The current state of the operation is that enabled accepts context and severity number parameters. My original critique was that we shouldn't let API drift away, or stabilize, without corresponding features in the SDK. We could of overlook this requirement, given that the usefulness of the parameters seems pretty obvious, but I think doing so would set a bad precedent so I would vote against it.
Your OTEP #4290 tries to establish this corresponding SDK behavior. I agree with some of the content in there, and in particular, think that adding LoggerConfig#min_severity and LoggerConfig#trace_based properties are no brainers. I wonder if anyone would disagree? If not, then adding those two properties (along with extending #4381 to reference them) seems like the easiest way forward to me.
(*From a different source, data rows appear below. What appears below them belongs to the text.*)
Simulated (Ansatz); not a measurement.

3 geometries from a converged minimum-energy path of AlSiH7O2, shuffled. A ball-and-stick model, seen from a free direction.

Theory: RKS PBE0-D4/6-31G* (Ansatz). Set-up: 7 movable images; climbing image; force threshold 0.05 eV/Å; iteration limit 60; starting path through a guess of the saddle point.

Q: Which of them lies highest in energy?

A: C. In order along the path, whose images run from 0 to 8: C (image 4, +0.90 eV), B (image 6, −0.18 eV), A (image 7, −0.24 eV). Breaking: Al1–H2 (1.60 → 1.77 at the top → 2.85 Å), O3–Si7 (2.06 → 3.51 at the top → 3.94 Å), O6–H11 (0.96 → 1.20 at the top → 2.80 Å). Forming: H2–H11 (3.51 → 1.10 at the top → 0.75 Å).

I also want to call out that we already have 4 working prototypes of Logger.Enabled:
Five - I originally proposed this experimental method with an accompanying java prototype 🙂
adding
LoggerConfig#min_severityandLoggerConfig#trace_basedproperties are no brainers. I wonder if anyone would disagree? If not, then adding those two properties (along with extending #4381 to reference them) seems like the easiest way forward to me.
👍
I also want to call out that we already have 4 working prototypes of
Logger.Enabled
PHP's implementation of enabled hasn't caught up to more recent spec changes, so is based on https://github.com/open-telemetry/opentelemetry-specification/blob/v1.34.0/specification/logs/bridge-api.md#enabled
When we do catch up, I'll follow the latest spec (although I might wait for this effort to complete first)
in particular, think that adding
LoggerConfig#min_severityandLoggerConfig#trace_basedproperties are no brainers. I wonder if anyone would disagree?
I do not see them as no brainers. I am personally not convinced that these are good proposals.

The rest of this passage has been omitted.